Wednesday, May 22, 2013

Local Austerity


The Wall Street Journal had a really heart-warming article, Europe's Recession Sparks Grass-Roots Political Push  about groups taking over local governments in southern Europe, and cleaning out years of mismanagement. An excerpt
At her inauguration Ms. Biurrun [the new mayor of Torroledones, Spain] choked up before a jubilant crowd.

Then she began slashing away. She lowered the mayor's salary by 21%, to €49,500 a year, trimmed council members' salaries and eliminated four paid advisory positions.

She got rid of the police escort and the leased car, and gave the chauffeur a different job. She returned a carpet, emblazoned with the town seal, that had cost nearly €300 a month to clean. She ordered council members to pay for their own meals at work events instead of billing the town.

"I was so indignant seeing what these people had been doing with everyone's money as if it were their own," Ms. Biurrun said.

Those cuts, combined with savings achieved by renegotiating contracts for garbage pickup and other services, helped give a million-euro boost to the city treasury in her first year in office.
Great, no?

But wait, isn't this all "austerity?" Isn't cutting spending  exactly the kind of thing that Keynesian macroeconomists, as well as the reigning IMF-style policy consensus decries, saying we need stimulus now, austerity later?

Keynesian, and especially new-Keynesian economics wants more government spending, even if completely wasted. Those trimmed salaries, fired "advisers," cleaning bills, restaurant spending, overpaid contracts are, in the standard mindset, all crucial for "demand" and goosing GDP.  If stimulus advocates were at all honest, they would be writing blog posts decrying Ms. Birrun and her kind.

Of course they don't. Abstract "spending" sounds good, and touting abstract "topsy-turvy" model predictions sounds fine.  But when it is concrete, it's so patently absurd that you don't hear it.
The Greek city of Thessaloniki cut costs after Yannis Boutaris, a businessman-turned-politician, took office in late 2010 and ended City Hall's relationship with a few selected providers. Competitive bidding has saved the city 80% of its previous spending on accounting, 25% on waste disposal trucks and 20% on printer paper. The savings have allowed Mr. Boutaris to spend more on social services, even while cutting taxes and paying down City Hall's debt to suppliers.
How sad. So much "demand"-destroying "austerity."

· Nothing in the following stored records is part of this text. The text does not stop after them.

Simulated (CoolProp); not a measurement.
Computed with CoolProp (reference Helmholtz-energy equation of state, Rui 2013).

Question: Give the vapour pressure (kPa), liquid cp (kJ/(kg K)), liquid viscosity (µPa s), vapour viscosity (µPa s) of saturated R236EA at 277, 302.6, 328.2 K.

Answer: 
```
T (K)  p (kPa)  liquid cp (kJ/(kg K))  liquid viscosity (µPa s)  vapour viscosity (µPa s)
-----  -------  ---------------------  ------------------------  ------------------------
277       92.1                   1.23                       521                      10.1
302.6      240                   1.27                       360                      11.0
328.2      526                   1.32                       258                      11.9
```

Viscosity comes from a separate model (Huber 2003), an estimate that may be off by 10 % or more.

(Of course, the main point of the articles is about a political realignment, in which local governments are becoming responsive to local voters, transparent, and efficient, rather than being cronyist machines of national political parties. I can't imagine anyone not feeling warm about that!)

Update: Courtesy Marginal Revolution, I found this nice story about the new Spanish $680 million submarine that will sink if put in water.  MR snarkily asks "did this help Spain or hurt Spain." $680 million of government spending raises Spanish GDP by nearly $1 billion, so this is great, right?